From my experience here, which is in some respects similar to the US, and from reading and listening to what people post on the net on the subject, I think that truly there may be a problem at the hierarchs level, but there may be another in the laity.
Not every ethnic community feels comfortable to under a bishop not of the same ethnicity, or, if a convert, that has been with them for so long as to be considered "one of us".
In practice, in large cities, people from ethnicities Y and Z would feel "conquered" by the ethnicity of bishop X and that they are lacking something. It is very prestigious to have your own bishop and to be a friend or even acquaitance of the bishop. A bishop that is commited to the Church universal, but just more weakly to the social network of that ethnicity is as good as no bishop to many people.
I believe that only when natives become 1) the vast majority of Orthodox in a certain region, at least more than 80%; 2) If these natives instead of being just "clients" who use the "services" of the Church take up leadership positions of increasing responsibility - including episcopal positions in the mother churches - while at the same time creating infrastructures that are not depedent on the status quo infrastructure; 3) If they do this with all due respect and gratitude to the peoples who brought Orthodoxy to the New World;
then local churches will emerge in the Americas.
I'm speechless on this one. I think I understand your point, but it is expressed in language that is easily misunderstood and in terms that many here would take offense to. Correct me if I am in error, but don't you strongly object to 'multiculturalism'? Since assimilation of immigrant cultures into a 'melting pot' as has been the case historically in North America and perhaps in Brazil (?), are you suggesting that until three or four generations pass from the 'old world' immigrants that a truly new national church is not likely to emerge? How do you reconcile this seeming contradiction? (Again, if my recollections are in error, I apologize.) We are three or four generations into the post European immigration phase in the United States, yet we have hardly begun to reconcile such matters.

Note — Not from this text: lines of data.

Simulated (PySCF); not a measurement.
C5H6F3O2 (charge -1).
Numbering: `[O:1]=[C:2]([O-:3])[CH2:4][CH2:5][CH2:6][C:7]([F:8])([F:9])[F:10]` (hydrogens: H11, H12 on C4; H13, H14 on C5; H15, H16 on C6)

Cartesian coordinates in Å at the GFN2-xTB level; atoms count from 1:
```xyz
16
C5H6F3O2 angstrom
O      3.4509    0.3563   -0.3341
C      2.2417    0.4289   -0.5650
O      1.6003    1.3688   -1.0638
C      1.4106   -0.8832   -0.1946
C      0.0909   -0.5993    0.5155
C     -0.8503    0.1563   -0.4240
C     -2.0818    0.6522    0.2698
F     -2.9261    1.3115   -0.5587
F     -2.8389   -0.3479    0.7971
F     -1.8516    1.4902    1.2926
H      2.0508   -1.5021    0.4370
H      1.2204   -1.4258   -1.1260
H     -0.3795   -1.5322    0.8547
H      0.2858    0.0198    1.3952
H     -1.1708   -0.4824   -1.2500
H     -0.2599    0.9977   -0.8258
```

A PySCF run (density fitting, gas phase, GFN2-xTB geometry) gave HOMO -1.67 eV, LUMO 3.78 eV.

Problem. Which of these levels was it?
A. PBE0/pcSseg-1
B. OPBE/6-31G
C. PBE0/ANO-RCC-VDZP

That's not what I am suggesting. It can take 20 generations and nothing changes. It's not related to any particular generation or even to a frame of mind of "cradles" or "converts". To put it simple, Orthodox churches in the new world depend politically on their motherlands, even if in some cases the motherlands may rely strongly on economic support from the US.
This political and cultural infrastructure, which goes beyond formal positions and includes networks of influence, is far deeper than both the economic and the ideal aspects.
The only way that political and cultural networks of power change is if the interests and/or the people in whom these networks are materialized change.
Margareth Thatcher has a famous quote: “Being a leader is like being a lady. If you have to remind people you are, you aren’t.” The same goes for any kind of autonomy. If you have to ask for it, to negotiate for it, then you don't have it. Negotiations, talks and meetings will "progress" only whe autonomy and union is an underlying irreversible reality. Then negotiations will be happening full steam on how to acknowledge that without loosing face and in the smoothest way possible.
As the Tomos of OCA is a point in case, documents, agreements and consensus do not make a person or an institution an autonomous, independent entity. Freedom is never acquired by permission, you just make it happen. You grab that sword out of the stone or you don't, nobody will just give it to you. There is no "convincing" anyone.
People are convinced enough by a de facto accomplished irreversible new status quo.You achieve that or achieve nothing.